And I sat and thought of my childhood here, of Dad always in and out with so many activities on the go and so many people to see … of Mum, tired with her commute to work and constantly multi-tasking when we were young … of her love of reading and escape into literature … of Christmases past, coming home to Mum, so excited to see us, to the glass of wine she had waiting for us as soon as we stepped into the house… of Dad’s smiling face … happy memories …
Although my sister and I left long ago, it seemed that it was only when Dad left for good that our little family unit was no more.
The First Time …
When I went to see you for the first time, Dad, I went armed with your favourite biscuits from home and two takeaway coffees purchased from a hotel near the Care Home. When I opened your door, you were lying on your bed, and I initially wondered if you knew me at all. I needn’t have worried …
Your breakfast was on a tray in your room, and I wondered why you hadn’t eaten it in the dining room with others around you. You were always such a friendly, person. When I asked, you said that people weren’t talking to you. You worried me, Dad. I stayed for lunch with you and, sitting in the dining room, realised that they just didn’t talk to you or anyone, only because they were no longer capable of it, but it still hurt.
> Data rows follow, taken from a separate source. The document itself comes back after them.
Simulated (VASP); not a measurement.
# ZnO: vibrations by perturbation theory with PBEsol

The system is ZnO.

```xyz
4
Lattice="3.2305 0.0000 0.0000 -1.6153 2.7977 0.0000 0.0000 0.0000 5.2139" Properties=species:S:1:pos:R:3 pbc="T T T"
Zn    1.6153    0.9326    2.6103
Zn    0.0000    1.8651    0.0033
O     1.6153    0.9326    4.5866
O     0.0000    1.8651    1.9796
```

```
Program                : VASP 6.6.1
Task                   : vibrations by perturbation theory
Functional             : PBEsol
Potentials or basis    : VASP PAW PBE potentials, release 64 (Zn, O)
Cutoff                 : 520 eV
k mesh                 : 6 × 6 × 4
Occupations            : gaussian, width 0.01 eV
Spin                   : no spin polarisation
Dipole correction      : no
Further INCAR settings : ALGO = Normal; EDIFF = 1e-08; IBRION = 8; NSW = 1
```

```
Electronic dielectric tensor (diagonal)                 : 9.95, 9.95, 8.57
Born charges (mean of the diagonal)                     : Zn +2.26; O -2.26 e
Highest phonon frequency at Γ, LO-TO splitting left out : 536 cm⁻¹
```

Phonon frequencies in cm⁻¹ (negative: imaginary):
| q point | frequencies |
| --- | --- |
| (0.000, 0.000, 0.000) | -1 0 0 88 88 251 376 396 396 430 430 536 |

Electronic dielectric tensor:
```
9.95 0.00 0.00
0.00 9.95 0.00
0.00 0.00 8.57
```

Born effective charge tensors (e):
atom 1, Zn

Dad, wherever you went, you joined in. Your off-the-scale extroversion embarrassed me as a child; now, I just wanted it back again. And I wanted you around people who responded to it positively.
We did eventually have a laugh together that first time I visited. We talked about your other daughter, my sister, Tracey, about Alec, your grandson, and about my brother-in-law, John, and I made light of things. I didn’t mention Mum or the fact that I was still based with her, and that her health issues were catching up with her too. I didn’t want to unsettle you.
We had already decided that we would try to take our leave in a way that wouldn’t upset you. We wanted you to be left with feelings of love, not abandonment.
So, I waited until you said you were tired and were resting on your bed. I sat watching the rise and fall of your chest. I took one final glance at you before I stole out.
I cried silent tears on the train all the way back.
It didn’t get easier …
You were on the bed again when I arrived. You were tired, you said.
I walked into that room, with the photos of my sister and me when we were students and the one of Mum in Austria with you. They were out of place there; I closed my eyes and saw them in your bedroom at home, the light flooding in.
It took me a while to persuade you to sit up next to me, to watch Andre Rieu with me, to smile, to talk. You, my totally extrovert father, were subdued in a way that you never had been before.
‘Where’s your mother?’ you asked. ‘Is she coming back shortly’.
‘Everything’s fine, Dad; Mum’s fine’, I said, evading the question.
I think I knew then that I had to get you back to the previous home you had been in for respite purposes. It wasn’t that this home was inadequate, it just obviously wasn’t right for you.
You were lying, propped on a pillow and barely opened your eyes the next time I visited. Dad, I’m losing you, and this isn’t just about the dementia, I thought. Nothing I did could entice you out of that bed and how I tried.
You were fast asleep when I left.
My heart always sank as I entered the building and went up the stairs and down the long passage to your room, with your name on the door and a picture of a cricketer … cricket your passion in life.
I entered always to find you languishing on a chair or lying on the bed.
And each time, all I could think … I will never desert you, Dad.